When oil prices first soared in 1973-4 they were blamed for the recession and collapse which occurred in western economies. In practice there were other things wrong with the economies then, with banking difficulties and a switch from easy money to tight money at the same time. It is also true that in those days western economies were more dependent on imported oil. The Uk was just developing the North Sea oilfields. Western countries had a bigger manufacturing sector which used more energy than the services which came to replace some of it.
Oil price hikes since have done less apparent damage, though they are not helpful to the western importing economies who rely on foreign oil. There is always an inflationary impact. The fuel price is important in its own right, and fuel prices also tend to push up other prices, as fuel is needed for transport and production of many other goods.There may also be a deflationary effect. As people and businesses have to spend more on oil, they will have less to spend on other things, unless they can push up prices and wages enough in an inflationary way.

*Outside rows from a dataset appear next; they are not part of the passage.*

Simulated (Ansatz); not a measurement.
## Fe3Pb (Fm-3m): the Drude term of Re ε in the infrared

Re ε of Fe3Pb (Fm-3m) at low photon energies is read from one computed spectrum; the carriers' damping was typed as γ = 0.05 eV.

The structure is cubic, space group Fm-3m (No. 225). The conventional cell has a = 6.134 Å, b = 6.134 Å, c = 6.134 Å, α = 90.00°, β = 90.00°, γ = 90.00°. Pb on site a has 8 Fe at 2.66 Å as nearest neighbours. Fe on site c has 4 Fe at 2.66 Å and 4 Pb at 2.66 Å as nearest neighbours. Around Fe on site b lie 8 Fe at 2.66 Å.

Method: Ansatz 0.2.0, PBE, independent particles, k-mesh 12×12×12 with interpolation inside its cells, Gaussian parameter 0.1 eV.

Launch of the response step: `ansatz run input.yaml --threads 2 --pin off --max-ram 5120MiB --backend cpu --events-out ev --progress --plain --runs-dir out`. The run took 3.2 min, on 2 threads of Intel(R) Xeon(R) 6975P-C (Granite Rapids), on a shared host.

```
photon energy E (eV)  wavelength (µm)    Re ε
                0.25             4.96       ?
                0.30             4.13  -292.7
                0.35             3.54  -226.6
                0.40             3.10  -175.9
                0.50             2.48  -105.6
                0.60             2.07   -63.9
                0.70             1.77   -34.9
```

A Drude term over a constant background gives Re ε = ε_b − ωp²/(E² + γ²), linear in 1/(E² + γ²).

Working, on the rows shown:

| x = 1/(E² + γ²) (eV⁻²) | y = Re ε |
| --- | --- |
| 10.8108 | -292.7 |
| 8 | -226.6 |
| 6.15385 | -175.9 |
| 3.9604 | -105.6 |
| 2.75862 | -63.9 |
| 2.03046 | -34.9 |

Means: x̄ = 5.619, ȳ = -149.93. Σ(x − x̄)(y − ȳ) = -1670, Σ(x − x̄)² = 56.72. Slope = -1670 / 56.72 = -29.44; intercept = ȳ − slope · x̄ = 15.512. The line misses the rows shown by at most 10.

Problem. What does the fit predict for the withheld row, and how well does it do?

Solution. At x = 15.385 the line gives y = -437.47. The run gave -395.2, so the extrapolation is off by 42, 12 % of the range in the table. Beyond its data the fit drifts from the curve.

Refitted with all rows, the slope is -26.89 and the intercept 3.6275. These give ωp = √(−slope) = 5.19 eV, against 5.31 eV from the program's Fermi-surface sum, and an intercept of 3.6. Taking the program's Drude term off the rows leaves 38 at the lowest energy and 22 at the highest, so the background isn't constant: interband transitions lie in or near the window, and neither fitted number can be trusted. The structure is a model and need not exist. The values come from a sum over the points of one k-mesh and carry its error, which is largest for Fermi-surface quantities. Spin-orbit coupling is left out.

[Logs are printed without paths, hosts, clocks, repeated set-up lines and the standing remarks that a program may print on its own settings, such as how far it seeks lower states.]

This latest oil price rise is unlikely to lead to successful inflationary pay settlements in the US, the UK or the Eurozone. It will be one more reason why living standards get hit. It will be a deflationary force on the economies later this year, to add to the downwards forces of slowing demand in the emerging market countries, and tight bank credit in the post bubble retrenchment by the western regulators. If the loss of oil output is on a Libyan scale, and is temporary, the price rise might abate as that becomes clear. If the troubles spread into Saudi Arabia and production there is damaged, the markets may well take fright and push the price considerably higher.
Most forecasters assume there will still be a good supply of oil from the Middle East, and that overall global economic growth will continue at a reasonable rate this year. Now, however, forecasters and policy makers should take note that there could be disappointment later in the year. Money is tight in the west, and getting tighter in the emerging markets economies. If the oil price goes too high on top of this, it will curb the growth and cause particular difficutlies in troubled economies like Greece and Ireland.